In most young families with both parents in the home, life is a balancing act with many parents working full time jobs, raising children, trying to stay in touch with each other, friends and extended family. As a single parent, the challenges are often greater.
Occasionally, when parents are just too tired to care that the kids are chasing the dog around and around the kitchen table, they collapse. Sometimes they just sit and watch from the couch and only react when the dog leaps on to the couch to escape.
Then the magic happens; they look at each other and laugh hysterically and another priceless family memory is indelibly etched in their memories. This and many other stories will be retold over the years at family gatherings.

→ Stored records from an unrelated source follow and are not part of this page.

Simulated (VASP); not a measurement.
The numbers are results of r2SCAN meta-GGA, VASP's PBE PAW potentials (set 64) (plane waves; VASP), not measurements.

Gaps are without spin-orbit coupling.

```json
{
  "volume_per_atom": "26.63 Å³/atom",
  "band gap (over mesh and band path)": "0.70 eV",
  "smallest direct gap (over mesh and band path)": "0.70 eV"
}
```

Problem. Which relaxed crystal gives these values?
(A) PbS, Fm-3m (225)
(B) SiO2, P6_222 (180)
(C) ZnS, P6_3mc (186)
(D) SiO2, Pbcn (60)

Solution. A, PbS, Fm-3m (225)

This year parents will do everything within their power to give their children all that they can afford and then some at Christmas. Parents might better forget trying to buy the newest PS-3, the Wii system, the newest i-pod or other new gadget. These are not ten dollar gifts; these are two- to four-hundred dollar gifts. As parents buy more and more, their stress levels rise in parallel dimensions as they ponder their burgeoning credit card balances.
Maybe it is time to take another look at establishing family traditions rather than spending a lot of money on gifts. Make Christmas cookies together as a family. Watch a Christmas movie together while sipping Mom's fabulous homemade hot chocolate; It's a Wonderful Life was my favorite.
Take a "do nothing" day. Play board games all day; stay in your pajamas; don't answer the telephone and no cell phones allowed. Let your kids' help you put up Christmas decorations or make your own. Make homemade Christmas decorations from a simple mixture of flour, water and salt that makes dough that can be shaped, baked, painted and hung on the tree. Go sliding at the nearest hill, have a snowball fight or build a snowman. Let your kids make you breakfast in bed even if they leave a big mess behind. Do something simple that doesn't cost money.
Do something nice for someone else. Bring some candy or cookies to a nursing home or just visit to brighten the day of folks that would really appreciate it. You will be giving your children the gift of caring for someone else, a great gift indeed.
Twenty years from now, your children may not remember the CD you got them this Christmas. They will remember the Christmas that you spent the entire day with them uninterrupted. They will remember the homemade cookies; the laughter and the other priceless moments together that will help make your family legacy.
This year, put your wallet away and instead, open your heart to your children by not over-spending and stressing yourself out. This Christmas, be safe, be happy, love your family and those close to you and if you are really good, those not so close to you. Merry Christmas. Remember all kids count.